While the idea of mining the moon may look attractive, neither China nor anybody else is quite there yet.

China’s Moon Plans: A Cautionary Note
Credit: Flickr/Nigel Howe

The ascender module of China’s robotic lunar probe Chang’e 5  left the surface of the moon at 11 p.m. Beijing time on December 3, marking the probe’s journey return back to the earth. The probe had finished gathering soil samples from the moon and sealing them at 10 p.m. Beijing time on December 2, after landing on the near side of moon, in the Oceanus Procellarum area, the day before. The samples, when they return to earth, possibly around either December 16 or 17, will the first time since the Soviet Union’s Luna 24 mission in 1976 that the Earth will see new samples of lunar soil. According to the China Global Television Network, Chang’e 5 “used two methods for sampling: a robotic arm for multiple-point surface sample collections and drills to penetrate into the soil to collect samples there.”

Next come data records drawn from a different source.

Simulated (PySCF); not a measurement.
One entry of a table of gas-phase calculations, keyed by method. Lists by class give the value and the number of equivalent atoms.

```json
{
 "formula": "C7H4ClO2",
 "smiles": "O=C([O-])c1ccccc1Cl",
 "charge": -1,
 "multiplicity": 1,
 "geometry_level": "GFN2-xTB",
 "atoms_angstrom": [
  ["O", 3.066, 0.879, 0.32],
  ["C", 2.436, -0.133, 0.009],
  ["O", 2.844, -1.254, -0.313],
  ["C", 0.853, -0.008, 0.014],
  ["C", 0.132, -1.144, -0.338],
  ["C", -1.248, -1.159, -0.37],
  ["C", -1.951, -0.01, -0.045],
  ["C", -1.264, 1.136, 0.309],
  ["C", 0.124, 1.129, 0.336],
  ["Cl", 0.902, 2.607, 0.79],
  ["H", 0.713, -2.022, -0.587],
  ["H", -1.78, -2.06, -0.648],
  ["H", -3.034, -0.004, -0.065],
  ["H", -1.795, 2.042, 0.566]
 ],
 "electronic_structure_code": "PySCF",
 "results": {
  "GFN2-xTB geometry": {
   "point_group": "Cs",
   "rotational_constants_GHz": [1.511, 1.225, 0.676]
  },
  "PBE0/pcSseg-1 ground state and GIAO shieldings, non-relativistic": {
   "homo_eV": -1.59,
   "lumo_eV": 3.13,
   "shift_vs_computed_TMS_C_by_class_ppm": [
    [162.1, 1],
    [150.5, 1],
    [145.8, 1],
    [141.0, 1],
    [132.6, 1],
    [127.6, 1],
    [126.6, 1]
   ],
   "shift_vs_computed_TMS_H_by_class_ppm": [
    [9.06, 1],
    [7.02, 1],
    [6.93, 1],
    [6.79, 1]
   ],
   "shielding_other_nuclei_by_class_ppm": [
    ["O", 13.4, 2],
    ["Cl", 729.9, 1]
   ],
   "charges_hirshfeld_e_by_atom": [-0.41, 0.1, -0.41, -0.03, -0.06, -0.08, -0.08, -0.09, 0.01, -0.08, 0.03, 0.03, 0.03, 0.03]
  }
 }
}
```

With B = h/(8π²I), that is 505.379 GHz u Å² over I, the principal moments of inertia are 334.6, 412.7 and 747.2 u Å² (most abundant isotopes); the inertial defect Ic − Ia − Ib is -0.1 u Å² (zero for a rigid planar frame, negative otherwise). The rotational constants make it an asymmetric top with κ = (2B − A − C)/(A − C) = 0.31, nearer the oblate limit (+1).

Chang’e 5 is a part of China’s larger thrust into space in general, and the moon in particular, driven both by desire for global recognition as a leading technological power as well as more base, geostrategic reasons. But China is not alone in its lunar quest. The United States has also committed itself to returning to the moon, with both the outgoing Trump administration and American tech giants aiming sky high. The Trump administration had stated its objective to return Americans to the moon by 2024 through NASA’s Artemis Program. Last October, Jeff Bezos announced that his company Blue Origin, in partnership with Draper, Lockheed Martin, and Northrop Grumman, will bid to build the lunar lander for the U.S. mission.

An argument many (including me) have made when it comes to this new push toward the moon, both for China and the United States, is the celestial body’s potential commercial value, including as a source for critical and rare minerals — including platinum, palladium, rhodium, scandium, and yttrium — as well as Helium-3, an energy source.

In fact, as analysts like Namrata Goswami point out, the Chang’e missions’ founder Ouyang Ziyuan himself has pointed out the possibilities offered by the moon in improving life on earth. Reports suggest that an official with the China Aerospace Science and Technology Corporation has even proposed creating an “Earth-Moon Special Economic Zone” by 2050. As if that was not enough, Belt and Road Initiative proponents also gush about how China’s influence is “rocketing above the heavens.”

Both NASA and Trump recognize the commercial value of Earth’s only natural satellite, with the latter issuing an executive order April this year that paved the way for mining the moon and otherwise using resources from other celestial bodies.

But what these discussions do not tend to factor in is the economic viability of such projects. Consider the 2015 study by Birkbeck College, London professor Ian Crawford, which looked at the question of the commercial feasibility – in terms of costs and benefits – of mining the moon. A Space.com review of Crawford’s work has him pithily saying, when it came to the economic payoffs of such ventures: “It’s quite complicated… It’s not simple at all.” Another, much more recent, study based on statistical simulations show that moon mining becomes commercially feasible only if governments fund prospecting missions first.

Simply put, while it is clear that the moon is abundant in certain natural resources, the possibility of mining them for use on Earth in the medium term – which would involve obvious questions of a transportation system that scales up well using currently available technologies, not to mention the costs of the mining processes itself – is less than clear. (A more promising idea would be to mine resources in space for use there, as opposed to hauling them back to Earth.)

All this needs to be kept in mind in the run-up to when the samples gathered by the Chang’e 5 return to Earth. Some of the commentary that will follow would inevitably point to what this means in terms of China’s ability to control resources on the moon. But perhaps to understand how all this could go for China (or the United States, in the unlikely circumstance that President Joe Biden shares Trump’s moon-mining enthusiasm), one needs to keep one’s eyes firmly fixed on Earth, as project after project through the Belt and Road Initiative languishes due to insufficient attention to their commercial viability despite grand plans and glossy starts.